10.8 Anti-Corruption. Each party represents that it has not received or been offered any illegal or improper bribe, kickback, payment, gift, or thing of value from the other’s employees or agents in connection with this Agreement. Reasonable gifts and entertainment provided in the ordinary course of business do not violate the above restriction. If either party learns of any violation of the above restriction, it will promptly notify the other party.
10.9 Force Majeure. Except for Customer’s payment obligations, neither party is in violation of the Agreement if the failure to perform is due to an event beyond that party’s reasonable control, such as a significant failure of the power grid or Internet, denial of service attacks, natural disaster, war, riot, insurrection, epidemic, strikes or other organized labor action, terrorism, or other acts or events for which precautions are not generally taken in the industry.

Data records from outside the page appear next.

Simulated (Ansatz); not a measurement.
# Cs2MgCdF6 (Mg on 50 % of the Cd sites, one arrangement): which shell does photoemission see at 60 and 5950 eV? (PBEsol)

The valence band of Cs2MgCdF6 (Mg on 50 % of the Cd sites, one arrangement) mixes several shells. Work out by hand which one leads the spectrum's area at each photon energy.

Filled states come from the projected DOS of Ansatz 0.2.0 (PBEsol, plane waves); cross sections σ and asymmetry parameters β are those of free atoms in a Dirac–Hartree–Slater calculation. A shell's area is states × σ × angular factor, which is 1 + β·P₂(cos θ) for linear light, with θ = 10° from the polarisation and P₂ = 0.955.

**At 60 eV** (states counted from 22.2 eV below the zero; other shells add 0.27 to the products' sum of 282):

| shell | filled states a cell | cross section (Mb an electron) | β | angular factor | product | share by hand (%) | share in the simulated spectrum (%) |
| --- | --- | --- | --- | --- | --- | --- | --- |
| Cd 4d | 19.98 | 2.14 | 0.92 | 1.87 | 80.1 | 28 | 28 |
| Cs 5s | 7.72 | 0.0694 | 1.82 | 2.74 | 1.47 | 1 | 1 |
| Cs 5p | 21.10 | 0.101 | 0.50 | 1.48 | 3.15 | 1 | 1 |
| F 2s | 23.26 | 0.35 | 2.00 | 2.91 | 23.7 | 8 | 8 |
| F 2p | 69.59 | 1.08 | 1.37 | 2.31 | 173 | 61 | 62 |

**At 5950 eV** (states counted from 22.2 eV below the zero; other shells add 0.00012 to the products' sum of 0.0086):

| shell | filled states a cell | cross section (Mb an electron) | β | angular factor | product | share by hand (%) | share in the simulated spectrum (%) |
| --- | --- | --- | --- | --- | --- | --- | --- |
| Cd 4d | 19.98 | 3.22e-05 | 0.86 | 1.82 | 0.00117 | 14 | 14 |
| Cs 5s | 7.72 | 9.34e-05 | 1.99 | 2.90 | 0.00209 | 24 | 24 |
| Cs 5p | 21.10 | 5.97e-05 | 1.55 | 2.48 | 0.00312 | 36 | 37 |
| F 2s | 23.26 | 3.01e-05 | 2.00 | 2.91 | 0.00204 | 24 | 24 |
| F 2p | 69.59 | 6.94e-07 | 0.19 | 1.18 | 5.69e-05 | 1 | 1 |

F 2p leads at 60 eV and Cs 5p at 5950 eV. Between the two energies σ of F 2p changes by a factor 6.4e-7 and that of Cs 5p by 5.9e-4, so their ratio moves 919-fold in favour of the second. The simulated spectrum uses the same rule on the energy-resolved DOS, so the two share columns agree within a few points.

10.10 Centage’s Service Providers. Centage may use service providers to provide the Services. Centage is responsible for its service providers acts and omissions in violation of the Agreement to the same extent as for its own acts and omissions.
10.11 Assignment. Neither party may assign the Agreement in whole or in part, whether by operation of law or otherwise, without the other party’s prior written consent (not to be unreasonably withheld); provided, however, either party may assign this Agreement in its entirety (including all Orders), without the other party’s consent to its affiliate or in connection with a merger, acquisition, corporate reorganization, or sale of all or substantially all of its assets.
10.12 Publicity. Centage may identify Customer in its marketing and sales materials and may include Customer’s name, logo, trademarks, service marks or similar indicia (“Marks”) in an appropriate area of its website and marketing materials, provided that it does not state or imply that Customer endorses the Services. Centage will use and display Customer’s Marks in accordance with Customer’s trademark usage guidelines communicated to Centage in writing. Any goodwill accruing from Centage’s use of Customer’s Marks shall accrue to Customer.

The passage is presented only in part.